Article: Bay of Plenty Times 1996
Ancient Art New to Bay Students
The ancient Filipino art of stick fighting is being introduced to Tauranga by Bobby Taboada.
Bobby, a 48 year old Tauranga security guard, is chief instructor of only 10 teachers of Balintowak in the world. Formerly of the Philippines, he first came to New Zealand in 1980, returning last year to marry one of his former students.
Now Bobby, his wife Jeanette and young daughter are building a home in Merivale and hope to start teaching Balintowak in the Bay of Plenty.
But unlike other martial art instruction, all teaching will be done on a one-to-one basis as it has been for centuries in the Philippines.
Balintowak is a contact martial art, combining flexibility and speed.
The stick is used to block and attack concentrating on speed and agility.
Also known as arnis and eskrima, it has become a national sport practised by the busy businessman down to the neighbourhood punk.
Bobby first stated learning in an effort to defent himself in the overcrowded slum areas of the Philippines, which as 55 million people trying to live in an area the size of New Zealand.
“In that sort of environment you have to live off your wits,” he said.
“Bashings and clubbings are common. Life is cheap in the Philippines.”
When he was about 18 years old, the grand master of the art, Mr Teofilo Velez, took an interest in Bobby and taught him all the movements. After two years, the grand master tested his student and allowed him to become a professional instructor.
Every four years, the top exponents of Balintowak fight to establish their hierarchy below the grand master. The winner becomes president with the second being the vice president.

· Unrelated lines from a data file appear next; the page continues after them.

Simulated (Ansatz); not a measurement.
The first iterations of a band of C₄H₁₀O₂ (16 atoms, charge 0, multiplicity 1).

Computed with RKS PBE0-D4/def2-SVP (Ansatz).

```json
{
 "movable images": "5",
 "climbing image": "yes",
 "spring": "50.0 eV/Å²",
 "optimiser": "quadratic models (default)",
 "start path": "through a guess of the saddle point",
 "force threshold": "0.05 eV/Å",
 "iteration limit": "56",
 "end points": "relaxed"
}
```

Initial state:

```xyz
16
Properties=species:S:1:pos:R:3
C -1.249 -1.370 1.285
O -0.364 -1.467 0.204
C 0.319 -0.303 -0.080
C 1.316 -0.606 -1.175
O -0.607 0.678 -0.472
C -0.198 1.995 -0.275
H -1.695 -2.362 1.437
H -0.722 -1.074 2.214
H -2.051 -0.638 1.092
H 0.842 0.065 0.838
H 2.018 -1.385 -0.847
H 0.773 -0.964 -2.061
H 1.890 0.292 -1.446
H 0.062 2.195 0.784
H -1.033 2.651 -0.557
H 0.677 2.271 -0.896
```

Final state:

Bobby said he was unable to beat the president or vice-president but hoped to move further up the ladder in future years.
“Balintowak is a discipline where mastery of technique is more important than brute strength,” he said.
Bobby says the sport is purely based and originated from a need for self-defence and has no religious background.
He believes that the art is especially valuable for women wanting to defend themselves in the street situation.